Labour's populist pantomime over sentencing rules plays into the hands of the right | Janey Starling

1 day ago 7

A progressive sentencing guideline that was due to come into force today has been shot down in the crossfire of the culture wars. This is devastating news for people whose lives would have been changed by the guideline, such as pregnant women and mothers.

The Sentencing Council’s updated “imposition of community and custodial sentences” guideline signalled a change in sentencing. It would have required magistrates and judges to consult a pre-sentence report before deciding whether to imprison someone of an ethnic or religious minority, alongside other groups including young adults, abuse survivors and mothers. It would have taken into account structural disparities in sentencing outcomes, such as the high risk of stillbirth that pregnant women face in prison and the damage caused by separating mothers from children. It would also have introduced measures to combat racism in courts. The UN has described our justice system as systemically racist, and a 2017 review conducted by the now minister David Lammy acknowledged its “racial bias”.
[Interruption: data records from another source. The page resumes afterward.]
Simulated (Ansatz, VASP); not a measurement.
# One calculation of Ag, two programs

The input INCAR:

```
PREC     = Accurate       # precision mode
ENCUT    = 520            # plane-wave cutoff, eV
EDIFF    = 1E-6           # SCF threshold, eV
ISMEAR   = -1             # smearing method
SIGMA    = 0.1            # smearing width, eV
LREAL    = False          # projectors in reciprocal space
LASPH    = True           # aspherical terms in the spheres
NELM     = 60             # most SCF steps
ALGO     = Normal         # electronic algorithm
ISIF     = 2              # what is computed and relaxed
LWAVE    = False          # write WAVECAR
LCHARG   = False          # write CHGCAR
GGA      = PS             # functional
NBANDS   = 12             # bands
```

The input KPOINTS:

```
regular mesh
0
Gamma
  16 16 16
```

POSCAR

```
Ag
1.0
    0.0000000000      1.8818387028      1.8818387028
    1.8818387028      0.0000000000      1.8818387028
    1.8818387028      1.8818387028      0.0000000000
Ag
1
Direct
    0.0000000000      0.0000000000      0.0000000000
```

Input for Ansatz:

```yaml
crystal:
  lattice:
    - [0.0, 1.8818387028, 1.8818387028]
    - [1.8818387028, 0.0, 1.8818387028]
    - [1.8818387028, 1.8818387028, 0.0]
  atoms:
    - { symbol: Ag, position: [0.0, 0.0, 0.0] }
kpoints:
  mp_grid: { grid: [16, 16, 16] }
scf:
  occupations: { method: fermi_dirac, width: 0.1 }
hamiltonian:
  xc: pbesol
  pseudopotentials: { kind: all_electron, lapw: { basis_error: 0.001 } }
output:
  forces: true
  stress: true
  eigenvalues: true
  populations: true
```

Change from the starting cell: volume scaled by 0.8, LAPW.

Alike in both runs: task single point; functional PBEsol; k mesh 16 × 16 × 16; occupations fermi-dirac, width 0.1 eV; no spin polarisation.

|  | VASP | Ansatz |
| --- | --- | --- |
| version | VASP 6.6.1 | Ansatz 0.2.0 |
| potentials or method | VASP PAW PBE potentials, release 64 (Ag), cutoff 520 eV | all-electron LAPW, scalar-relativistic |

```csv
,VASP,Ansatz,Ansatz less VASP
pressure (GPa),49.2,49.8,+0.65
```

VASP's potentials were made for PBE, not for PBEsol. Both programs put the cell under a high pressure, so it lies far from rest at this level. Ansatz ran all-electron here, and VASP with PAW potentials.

The guideline was commonsense, evidence-led policy that the Sentencing Council had developed in careful consultation with criminal justice experts. England and Wales are in the grip of a prisons overcrowding crisis, overseen by a prisons minister, James Timpson, who has called for the need to “take politics out of sentencing”. In this context, you would think the government would champion these new changes, which could serve to reduce the women’s prison population in particular.

Instead, the lord chancellor, Shabana Mahmood, chose to perform a populist pantomime instigated by the shadow justice secretary, Robert Jenrick. When the Sentencing Council announced the guideline last month, Jenrick labelled it “two-tier justice”. This echoed Tommy Robinson’s “two-tier policing” slogan from last summer’s riots, which claimed that white far-right protesters were treated more harshly than ethnic minorities.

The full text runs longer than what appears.